Short squeeze alert for Lucid stock

Though Lucid’s (NASDAQ: LCID) short volume ratio has remained relatively stable, if heightened, the stock’s unexpected upsurge created conditions for a substantial short squeeze.

Indeed, after briefly dipping below 50 on the last day of February, LCID shares’ short volume ratio began climbing and hit its March high of 71.04 already on the fifth before stabilizing in the 63 to 69 range, per the data Finbold retrieved from Fintel.

Image showing the changes in Lucid stock's short volume ratio between February 26 and March 11.
LCID stock daily short volume data. Source: Fintel

The high proportion of shorts is easy to understand given Lucid’s nearly ceaseless decline in the stock market: its equity is a massive 77.70% below the initial public offering (IPO) value and 95.94% below the 2021 highs.

The shares’ downturn has been accompanied by business struggles. For example, Lucid’s deliveries for the first half of 2024 were approximately 90% lower than originally estimated.

Lucid stock initiates a surprise comeback on Wednesday

Despite the overall grim trajectory, Lucid stock’s exceptionally strong open on Wednesday, March 12, put the numerous short positions in jeopardy.

Specifically, LCID shares are up 5.50% on the daily chart and 6.59% in the last week of trading, having reached $2.25.

Lucid shares' price fluctuation in the last week of trading.
LCID stock 5-day price chart. Source: Finbold

Why Lucid stock is rallying

The reasons for the rally appear manifold. Though the greater stock market has struggled for months, Monday, March 12, was especially bloody as it witnessed a massive S&P 500-wide wipe.

The S&P 500 heatmap for Monday, March 10, showing the day's bloodbath.
S&P 500 1-day heatmap for Monday, March 10. Source: Finviz

The deep plunge offered an opportunity for a rally, which took many of the stocks that dropped on Monday higher on Tuesday, with LCID shares likely being swept upward in the process.

Beyond the broader factors, tailwinds more directly related to the electric vehicle (EV) maker have also emerged. Late in February, Lucid announced a CEO change, and Benchmark’s Mickey Legg was impressed enough to reiterate a ‘buy’ rating and accompanying $5 price target after meeting with the firm’s management.

Furthermore, the EV maker is expected to spend approximately $1.4 billion in 2025 to boost its manufacturing capacity.

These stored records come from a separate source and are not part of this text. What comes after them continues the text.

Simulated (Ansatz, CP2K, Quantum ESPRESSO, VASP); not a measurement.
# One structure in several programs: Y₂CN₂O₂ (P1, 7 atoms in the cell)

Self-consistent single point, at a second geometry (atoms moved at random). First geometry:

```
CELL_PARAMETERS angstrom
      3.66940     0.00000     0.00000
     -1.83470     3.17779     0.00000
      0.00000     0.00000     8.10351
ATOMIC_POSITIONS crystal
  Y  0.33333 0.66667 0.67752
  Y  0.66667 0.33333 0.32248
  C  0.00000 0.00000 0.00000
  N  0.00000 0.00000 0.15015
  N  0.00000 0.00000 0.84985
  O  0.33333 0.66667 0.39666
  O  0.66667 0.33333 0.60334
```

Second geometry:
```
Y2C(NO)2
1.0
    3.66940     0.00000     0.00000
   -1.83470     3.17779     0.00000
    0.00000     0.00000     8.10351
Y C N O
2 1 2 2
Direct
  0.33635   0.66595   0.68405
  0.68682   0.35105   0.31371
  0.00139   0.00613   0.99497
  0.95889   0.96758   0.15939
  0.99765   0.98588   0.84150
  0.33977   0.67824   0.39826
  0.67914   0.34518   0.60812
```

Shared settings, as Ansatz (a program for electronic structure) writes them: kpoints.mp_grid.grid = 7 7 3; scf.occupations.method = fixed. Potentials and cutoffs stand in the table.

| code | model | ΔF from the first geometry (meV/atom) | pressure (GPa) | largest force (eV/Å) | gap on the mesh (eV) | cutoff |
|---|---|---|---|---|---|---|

Elsewhere, despite most analysts estimating that President Trump’s pro-oil agenda would negatively impact the entire electric vehicle industry, save for Tesla (NASDAQ: TSLA), Elon Musk’s role in the new administration has led to the company rapidly losing market share.

Such a setup could vicariously benefit Lucid should the EV maker find a way to fill the emerging vacuum – a plausible scenario given the fact the company is backed by the wealthy Saudi Arabian Public Investment Fund (PIF).